Traditionally, "slash and burn" shifting agriculture was the predominant system but agriculture in now based largely on rotational woody bush fallow of up to 10 years (FAO, 1983). In Africa these practices do not seem to have had the same serious effects as in Southeast Asia, where the forest succession has been arrested by the invasion of a poor-quality grass (Imperata cylindrica) and the land rendered useless for anything but poor-quality grazing. Much of this land is now being reclaimed by planting Leucaena leucocephala. After 3 years the Imperata is shaded out and soil fertility is on the way to being restored. The leucaena provides forage, fuel and timber and is leading to a new farming cycle (NAS, 1977). In other areas leucaena is being planted on terraces and the herbage used as mulch to prevent the degradation of the land; it also provides animal feed (Sastrapradju, 1985).

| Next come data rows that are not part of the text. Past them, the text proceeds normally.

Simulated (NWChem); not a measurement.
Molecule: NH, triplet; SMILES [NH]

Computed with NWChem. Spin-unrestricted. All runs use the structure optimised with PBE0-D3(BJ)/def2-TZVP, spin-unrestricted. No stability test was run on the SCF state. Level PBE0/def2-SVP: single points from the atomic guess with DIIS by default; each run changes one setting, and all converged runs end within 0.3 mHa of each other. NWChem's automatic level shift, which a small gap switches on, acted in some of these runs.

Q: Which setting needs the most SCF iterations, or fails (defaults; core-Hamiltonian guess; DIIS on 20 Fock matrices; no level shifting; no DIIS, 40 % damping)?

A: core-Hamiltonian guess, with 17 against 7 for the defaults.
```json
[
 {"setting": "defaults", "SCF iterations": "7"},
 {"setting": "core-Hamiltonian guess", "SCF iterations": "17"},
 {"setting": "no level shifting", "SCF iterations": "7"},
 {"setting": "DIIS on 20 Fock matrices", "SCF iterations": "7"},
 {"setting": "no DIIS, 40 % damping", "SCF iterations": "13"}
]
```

Leucaena is also being used in Africa, in the alley farming system developed by IITA and ILCA. In this system the browse species L. leucocephala and Gliricidia sepium are grown in rows 5 metres apart with crops planted between the rows. The leucaena and gliricidia herbage is used to mulch the crops and to supplement the diet of animals (Atta-Krah, this volume). This system is already being accepted in Nigeria Terrace farming using leucaena is already a widespread practice in the Philippines, Indonesia and Sri Lanka. However the extent to which it can be applied in highland areas, particularly in Ethiopia, will depend on the identification of vigorous browse species for temperate conditions. In the Ethiopian highlands it appears that Sesbania spp. may replace leucaena in alley farming or terrace farming.
The Australian (Teizel and Middleton, 1983) and South American (Sanchez and Tergas, 1979) models of pasture improvement in the humid tropics by means of replacing the native pastures with grass/herbaceous legume mixtures would appear to have little application to farming systems in sub-Saharan Africa. Their most likely application is in dairy production systems near to the larger population centres.
Another farming system that is fairly widespread in the humid tropics is specialised cash cropping with plantation crops such as oil palm, cocoa, rubber, coconuts, bananas etc. This may be large scale, as with plantation estates, or small scale, as part of smallholder mixed farms. This is a potentially important area for the improvement of livestock feeding through intercropping with forage legumes but has been neglected in Africa due to trypanosomiasis (FAO, 1983), although it has received much attention in Southeast Asia (Plucknett, 1979; Whiteman, 1980).
The subhumid zone (approx. 900-1200 mm average annual rainfall)
The subhumid zone is characterised by a fairly marked alternation of wet and dry seasons. Smallholder mixed farming predominates, the main crops being maize and sorghum, but the subhumid zone is stir] substantially underutilised and is suitable for a wide range of crops. In west Africa the integration of pastoralists and crop farmers is most active in the subhumid zone (FAO, 1983), and agropastoral systems (pastoralists becoming sedentary and growing crops or agriculturalists taking on animals for integrated pastoral production) are emerging.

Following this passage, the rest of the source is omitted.